Some people are addicted to alcohol. Some people are addicted to cigarettes. (Some people are addicted to both.) My vice is comix. I love comic books, I love cartoons (single-panel comix like The Far Side), and I especially love comic strips. (Classic comic strips are my favorites.)

I’m amazed how huge the field of comix is. I’m always discovering new gems, some of which were sitting in plain view, waiting for me to notice. One recent example is Little Lulu.

For the past year, I’ve heard raves about Little Lulu all over the comic book world. “What’s the big deal?” I wondered. “It’s just an old kids book, right?” Well. I recently bought a volume, and now I understand the raves. Little Lulu may have been a kids comic book, but it’s a kids comic book with class. These stories from the forties and fifties exhibit a charm and intelligence (and a sense of spunk) completely missing from the Richie Rich comics I grew up with. They do a remarkable job of capturing the feel of a bygone era, not to mention a sense of childhood. Most of all, they’re just plain fun.

Lulu is an eight-year-old girl with a terrific imagination. Her neighborhood is populated by other children, including a gang of boys (the most notable of which is her friend Tubby), and various other girls. A little boy named Alvin lives next door to Lulu. Alvin is a pest: he often wants Lulu to tell him stories. And lord, what stories Lulu tells!

Here’s a short example from a recent volume of reprints:

I love this bit (and the rest of the story, for which I do not have scans), and bored Kris by recounting it once on the way home from a grocery trip. I love the little details that reveal what life was like sixty years ago (the self-service market has replaced the old-style market, for example, or the fact that you might bring your own shopping cart from home). I wish you could see the gag on the next page where Alvin keeps stashing cabbages on the bottom of some woman’s cart. It makes me laugh.

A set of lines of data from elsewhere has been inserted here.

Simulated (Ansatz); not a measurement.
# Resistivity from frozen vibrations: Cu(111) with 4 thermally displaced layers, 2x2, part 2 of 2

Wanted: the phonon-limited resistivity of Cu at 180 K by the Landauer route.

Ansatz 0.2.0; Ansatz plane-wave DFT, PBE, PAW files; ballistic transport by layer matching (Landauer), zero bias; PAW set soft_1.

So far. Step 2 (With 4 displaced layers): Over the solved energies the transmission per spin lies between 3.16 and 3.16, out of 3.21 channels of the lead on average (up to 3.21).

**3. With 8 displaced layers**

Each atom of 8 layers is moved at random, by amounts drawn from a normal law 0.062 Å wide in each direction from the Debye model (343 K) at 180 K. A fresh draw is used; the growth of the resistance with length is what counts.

There are several great Lulu pages around the web, including Michelle’s Little Lulu page,Bob Pfeffer’s Little Lulu page and John Merrill’s Little Lulu page. Apparently, the HBO Family channel (who knew there was such a thing?) airs an animated series called The Little Lulu Show featuring Tracey Ullman as the voice of Lulu Moppet.

I’ve managed to track down seven Little Lulu comic stories on-line, and am hosting them here in order to share them with the world. The seven stories are:

If you’d like to read more Lulu, Portland’s own Dark Horse Comics has begun a Little Lulu reprint project. They’re reproducing a large number of her early adventures in small, affordable black-and-white volumes. I own several. They’re wonderful. I think they’re perfect for boys and girls who are just beginning to read. (And for their parents, too!) These delightful books can be had for only $10 each from Amazon (just use the links below) or from your local comic book store. (Also, Tales of Wonder has them for $8 each.)

  1. My Dinner With Lulu (Four Color 74, 97, 110, 115, 120)
  2. Sunday Afternoon (Four Color 131, 139, 146, 158)
  3. Lulu in the Doghouse (Four Color 165, Little Lulu 1-5)
  4. Lulu Goes Shopping (Little Lulu 6-12), from which the first three pages are excerpted above
  5. Lulu Takes a Trip (Little Lulu 13-17)
  6. Letters to Santa (Little Lulu 18-22)
  7. Lulu’s Umbrella Service (Little Lulu 23-27)
  8. Late For School (to be released in February)
  9. Lucky Lulu (to be released in April)

I often refrain from discussing comix in this forum, but one of my goals in 2006 is to cast off this inhibition. Every month or so I will share some comix-related feature that really makes me happy: Little Lulu, Little Nemo, Peanuts, Flash Gordon, Krazy Kat, early Wonder Woman, Micronauts, Rawhide Kid, and more.

I know this will bore some of you, but I hope that others will get to glimpse the greatness of an art form that often gets only disrespect.

5 Replies to “Little Lulu”

  1. Mourningdove says:

    Very nice. Thank you. What is this rage to return to this “sense of childhood”? Did we miss something, or just love the past and want to return? And is it the charm an illusion? For myself, I have been mesmerized by the pure innocence of the Alice and Jerry books…the children were independent with a sense of freedom to explore mysteries in the fields, sidewalks and wild areas nearby, and without the watchful eyes of parents every minute. Yet parents were always respected. I think the real problem in today’s culture is that we no longer feel that freedom.

  2. calmnsense says:

    You’ve got great taste & welcome to the family of LL fanatics! My brother and I have collected ’em for years, purely for our own (and family’s) enjoyment and edification. It is truly a timeless strip that was also (in some ways) ahead of its time. You had Super links in this posting – thanks!. My only worry is that as more and more rediscover our little heroine and all her pals, the back issues will be rarer and rarer (great for investment-minded collectors, but bad for us “real reading fans”!)

    But to keep the charms of Lulu (or rather John Stanley, the genius behind most of the best Lulus) a secret from the masses would be a travesty. Here’s hoping Dark Horse succeeds to the point of green-lighting the Little Lulu movie one day (BTW, the long-time series that used to run on HBO is pretty disappointing).

  3. dbm says:

    No doubt, these Dark Horse reprints are briliant.

  4. J.ALMEIDA says:


  5. R.Smith says:

    As an old comic book addict as a child who wishes he had kept his entire Marvel collection – who knew, it was fun to find this site. I had been trying to remember the name of the litte witch in the Little Lulu comix and finally got around to googling it. Littl itch of course and witch Hazel. I did enjoy Little Lulu and many other comics and yes I think my generation grew up with superior values and sense of adventure because of it. That’s where I started my love of reading which is a life-long experience and I read books right along with the many interesting comics. Tales of the Crypt- oh my!